I read x86 has a stronger memory model, and that if a cache invalidation is delayed x86 can revert started operations. But I am now interested only on what I should assume as a C++ programmer, independently of the platform.
[T1: thread1 T2: thread2 V1: shared atomic variable]
I understand that std::atomic guarantees that,
(1) No data races occur on a variable (thanks to exclusive access to the cache line).
(2) Depending which memory_order we use, it guarantees (with barriers) that sequential consistency happens (before a barrier, after a barrier or both).
(3) After an atomic write(V1) on T1, an atomic RMW(V1) on T2 will be coherent (its cache line will have been updated with the written value on T1).
But as cache coherency primer mention,
The implication of all these things is that, by default, loads can fetch stale data (if a corresponding invalidation request was sitting in the invalidation queue)
So, is the following correct?
(4) std::atomic does NOT guarantee that T2 won't read a 'stale' value on an atomic read(V) after an atomic write(V) on T1.
Questions if (4) is right: if the atomic write on T1 invalidates the cache line no matter the delay, why is T2 waiting for the invalidation to be effective when does an atomic RMW operation but not on an atomic read?
Questions if (4) is wrong: when can a thread read a 'stale' value and "it's visible" in the execution, then?
I appreciate your answers a lot
Update 1
So it seems I was wrong on (3) then. Imagine the following interleave, for an initial V1=0:
T1: W(1)
T2: R(0) M(++) W(1)
Even though T2's RMW is guaranteed to happen entirely after W(1) in this case, it can still read a 'stale' value (I was wrong). According to this, atomic doesn't guarantee full cache coherency, only sequential consistency.
Update 2
(5) Now imagine this example (x = y = 0 and are atomic):
T1: x = 1;
T2: y = 1;
T3: if (x==1 && y==0) print("msg");
according to what we've talked, seeing the "msg" displayed on screen wouldn't give us information beyond that T2 was executed after T1. So either of the following executions might have happened:
T1 < T3 < T2
T1 < T2 < T3 (where T3 sees x = 1 but not y = 1 yet)
is that right?
(6) If a thread can always read 'stale' values, what would happen if we took the typical "publish" scenario but instead of signaling that some data is ready, we do just the opposite (delete the data)?

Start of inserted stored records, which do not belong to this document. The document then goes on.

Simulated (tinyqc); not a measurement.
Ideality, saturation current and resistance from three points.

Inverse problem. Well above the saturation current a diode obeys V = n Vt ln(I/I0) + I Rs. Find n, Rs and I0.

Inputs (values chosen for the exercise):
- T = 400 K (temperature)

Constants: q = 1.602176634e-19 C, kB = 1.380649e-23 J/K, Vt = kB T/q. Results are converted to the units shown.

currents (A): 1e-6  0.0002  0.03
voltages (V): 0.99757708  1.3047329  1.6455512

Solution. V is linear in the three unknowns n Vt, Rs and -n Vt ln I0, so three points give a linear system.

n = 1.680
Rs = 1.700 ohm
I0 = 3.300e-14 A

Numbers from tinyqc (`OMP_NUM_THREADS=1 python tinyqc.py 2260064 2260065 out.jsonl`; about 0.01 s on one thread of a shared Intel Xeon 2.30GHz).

T1: delete gameObjectPtr; is_enabled.store(false, std::memory_order_release);
T2: while (is_enabled.load(std::memory_order_acquire)) gameObjectPtr->doSomething();
where T2 would still be using a deleted ptr until sees that is_enabled is false.
(7) Also, the fact that threads may read 'stale' values means that a mutex cannot be implemented with just one lock-free atomic right? It would require a synch mechanism between threads. Would it require a lockable atomic?
Yes, there are no data races
Yes, with appropriate memory_order values you can guarantee sequential consistency
An atomic read-modify-write will always occur entirely before or entirely after an atomic write to the same variable
Yes, T2 can read a stale value from a variable after an atomic write on T1
Atomic read-modify-write operations are specified in a way to guarantee their atomicity. If another thread could write to the value after the initial read and before the write of an RMW operation, then that operation would not be atomic.
Threads can always read stale values, except when happens-before guarantees relative ordering.
If a RMW operation reads a "stale" value, then it guarantees that the write it generates will be visible before any writes from other threads that would overwrite the value it read.
Update for example
If T1 writes x=1 and T2 does x++, with x initially 0, the choices from the point of view of the storage of x are:
T1's write is first, so T1 writes x=1, then T2 reads x==1, increments that to 2 and writes back x=2 as a single atomic operation.
T1's write is second. T2 reads x==0, increments it to 1, and writes back x=1 as a single operation, then T1 writes x=1.
However, provided there are no other points of synchronization between these two threads, the threads can proceed with the operations not flushed to memory.
Thus T1 can issue x=1, then proceed with other things, even though T2 will still read x==0 (and thus write x=1).
If there are any other points of synchronization then it will become apparent which thread modified x first, because those synchronization points will force an order.
This is most apparent if you have a conditional on the value read from a RMW operation.
Update 2
If you use memory_order_seq_cst (the default) for all atomic operations you don't need to worry about this sort of thing. From the point of view of the program, if you see "msg" then T1 ran, then T3, then T2.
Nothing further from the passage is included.